For instance, some users could add “near me” when searching for a coffee shop, hoping to get the most relevant results near them. As we’ve stated, this trend has lost popularity because when you perform a local search, you are searching for something near you.
It is not necessary to add “near me” to what you’re searching.
Prominence refers to how important Google thinks your business is, which gets factored into the local search algorithm.
In other words, it refers to how well a business stands from the rest in various aspects, including directories, links, reviews, mentions, among other things.
If search engines view your business as trustworthy and credible, they will likely show it on top of related search query results.
The local search algorithm views businesses/brands with a stronger online prominence as credible and trustworthy. Some of the factors that determine prominence include:
A local citation is the mention of a business’s information online. The mention can include the partial or complete name, address, and phone number (NAP) of a local business.

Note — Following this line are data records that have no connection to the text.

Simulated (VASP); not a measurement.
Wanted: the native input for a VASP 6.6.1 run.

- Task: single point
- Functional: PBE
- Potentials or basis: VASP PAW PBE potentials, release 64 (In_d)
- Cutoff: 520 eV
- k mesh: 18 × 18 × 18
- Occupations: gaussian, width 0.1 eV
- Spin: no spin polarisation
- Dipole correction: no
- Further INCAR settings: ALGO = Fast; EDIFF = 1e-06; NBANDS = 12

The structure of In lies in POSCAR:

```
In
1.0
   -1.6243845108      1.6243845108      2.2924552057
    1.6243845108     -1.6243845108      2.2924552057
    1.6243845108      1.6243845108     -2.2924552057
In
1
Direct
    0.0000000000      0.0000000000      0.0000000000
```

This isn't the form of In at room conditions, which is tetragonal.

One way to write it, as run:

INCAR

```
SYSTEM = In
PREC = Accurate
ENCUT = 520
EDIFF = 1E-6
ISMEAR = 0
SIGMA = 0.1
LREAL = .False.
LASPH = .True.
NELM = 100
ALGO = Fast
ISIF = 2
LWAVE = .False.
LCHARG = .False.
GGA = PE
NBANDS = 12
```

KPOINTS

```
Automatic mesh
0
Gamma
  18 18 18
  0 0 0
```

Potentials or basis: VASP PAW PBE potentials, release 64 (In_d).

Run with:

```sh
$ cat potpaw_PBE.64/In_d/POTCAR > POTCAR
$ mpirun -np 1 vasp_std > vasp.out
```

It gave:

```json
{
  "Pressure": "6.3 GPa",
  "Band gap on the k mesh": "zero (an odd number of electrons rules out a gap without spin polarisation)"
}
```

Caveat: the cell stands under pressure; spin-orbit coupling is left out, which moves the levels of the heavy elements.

Citations are an excellent way for people to learn about local businesses and impact local search results.
A business with high-quality citations can rank better in local search results, although businesses must continually manage citations to ensure data accuracy.
Backlinks play a crucial role in local business prominence. Gaining relevant backlinks from high-quality sites is an excellent way to build a business’ online reputation.
If you’re trying to outrank your competitors without much success, your backlink profile could be the reason.
In that case, you should check your competitor’s backlinks and compare them with yours. When doing this, pay attention to the number and quality of their backlinks.
As a rule of thumb, aim to have high-quality local backlinks pointing to your site to improve your page’s authority.
Next, you need to pay much attention to reviews to improve local prominence. Many customers look at a business’s online reviews before deciding whether to engage more with the business or not. Besides, many positive online reviews can increase a business’ ranking factors.
Consider this scenario. A potential customer is looking for a pub around Oakville. When they perform a search, they are presented with two results: one with over 100 reviews and another with less than 10 reviews.
Which business do you think the searcher would trust? The one with 100 reviews, obviously.
As with search engines, customers need to trust a business before they decide to do business with it. Similarly, search engines can view online reviews and analyze them to determine a business’s online prominence.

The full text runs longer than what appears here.